Apart from the plethora of amazing coffee, nothing speaks to the globally celebrated café culture of Australia more than the perfect poached egg. Over the last decade I have poached and served so many eggs in cafes around Melbourne I have lost count. Some kitchens take a modernist approach to poaching and sous vide the eggs in their shell at 63 degrees, before poaching to achieve a perfectly round egg. Others take the more classic approach and drop the fresh egg in a large pot of boiling water, producing a more natural shape. No matter the technique, the poached perfection we’re chasing is a firm white and a runny, gooey, satisfying yolk.

We have more time than ever before to whip up and enjoy our favourite breakfast moments in the comfort of our own homes. For me, one of those moments is a fresh egg, simply poached in water on a piece of buttered seeded toast paired, of course, with a delicious fresh coffee. However, the simplicity of this classic cooking technique is deceptive and catches many people off guard. It’s easy to end up with a pot of coagulated foam without any discernible part you could actually eat, so here are a few tips to help you nail the breaky cornerstone, the poached egg.

Fresh Eggs

The number one tip for poaching eggs is extremely fresh eggs. And the best way to have access to this level of freshness is of course having a chook or two in the backyard and poaching the egg soon after it has been laid. If that is not a realistic option, then knowing your egg producer at the farmer’s market is the next best thing.

Use a Timer

Sounds simple, but most people don’t use a timer. So now you want to know how long? Well, that depends on the size of the egg, size of your pot and temperature of the water (next tips). I recommend starting at 2 minutes 30 seconds and adding or subtracting time in 15 second blocks.

Types of Pot

Cafes often use 8 -12 litre pots that are taller than they are wide. This gives the egg a chance to set before it hits the bottom of the pot, creating that lovely natural shape, plump on one end and a smooth tail on the other. I know, I know, it uses more water than you feel comfortable with. Answer: save the water for the garden rather than dumping it down the sink. Ultimately, use the deepest pot you have handy at home and you should be right.


The surface of the poached egg sets better when the water in the pot has been acidulated. What does that mean? You need to add 50ml of white vinegar to your large pot of boiling water. Simple.


The large pot of water needs to be boiling to rapidly set and cook the cooler temp eggs you drop in. Once those tell-tale bubbles are rising to the surface and the kitchen windows are steaming up, you’re ready to go.

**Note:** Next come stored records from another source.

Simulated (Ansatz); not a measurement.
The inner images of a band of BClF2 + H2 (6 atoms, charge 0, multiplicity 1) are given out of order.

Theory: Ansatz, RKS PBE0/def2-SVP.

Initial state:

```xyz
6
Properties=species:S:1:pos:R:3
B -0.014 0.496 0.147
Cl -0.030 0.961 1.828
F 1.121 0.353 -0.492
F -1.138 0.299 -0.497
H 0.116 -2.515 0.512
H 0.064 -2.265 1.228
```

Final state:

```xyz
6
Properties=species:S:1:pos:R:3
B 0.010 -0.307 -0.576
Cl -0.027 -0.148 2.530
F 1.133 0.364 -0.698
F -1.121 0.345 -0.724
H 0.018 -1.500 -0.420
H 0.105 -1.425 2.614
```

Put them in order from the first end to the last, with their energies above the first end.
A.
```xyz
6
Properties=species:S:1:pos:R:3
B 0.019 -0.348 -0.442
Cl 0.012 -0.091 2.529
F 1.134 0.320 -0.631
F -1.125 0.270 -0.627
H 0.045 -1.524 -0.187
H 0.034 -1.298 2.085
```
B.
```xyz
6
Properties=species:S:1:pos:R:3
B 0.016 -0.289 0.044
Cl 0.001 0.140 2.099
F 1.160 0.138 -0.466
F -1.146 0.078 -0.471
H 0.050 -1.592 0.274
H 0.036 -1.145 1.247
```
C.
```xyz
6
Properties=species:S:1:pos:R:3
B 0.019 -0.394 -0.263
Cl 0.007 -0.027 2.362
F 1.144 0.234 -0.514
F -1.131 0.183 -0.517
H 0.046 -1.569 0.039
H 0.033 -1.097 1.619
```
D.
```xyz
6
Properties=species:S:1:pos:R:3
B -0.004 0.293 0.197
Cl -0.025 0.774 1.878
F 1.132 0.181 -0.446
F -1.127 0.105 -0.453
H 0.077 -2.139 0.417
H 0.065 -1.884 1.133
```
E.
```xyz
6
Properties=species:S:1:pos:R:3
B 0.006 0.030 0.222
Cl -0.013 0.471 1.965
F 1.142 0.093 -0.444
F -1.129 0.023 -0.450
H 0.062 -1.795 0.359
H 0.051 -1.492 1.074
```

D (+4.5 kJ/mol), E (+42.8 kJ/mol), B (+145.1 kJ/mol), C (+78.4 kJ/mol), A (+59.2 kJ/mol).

Just before adding the eggs, I always swirl the water with a kitchen spoon to create a whirlpool. This will help keep the eggs separate and bind the yolk and white together. Using this technique, I’ve had great results with 10 or more eggs at a time. Just try it!

Adding the Eggs

Crack the eggs into a small bowl (don’t worry about them touching each other, they don’t stick) and pour them gently into the water when you have completed the previous tips. Hit the timer straight away and stand by for perfection.

Removing the Eggs

Get them out gently! A poached egg is delicate and you need to get it out with a soft touch. Use a slotted spoon and a plate lined with a tea towel to allow excess water to drain away.


A generous sprinkle of flaky sea salt and a crack of pepper is the difference between bland and delicious.

Arm yourself with these tips and get poaching towards perfection!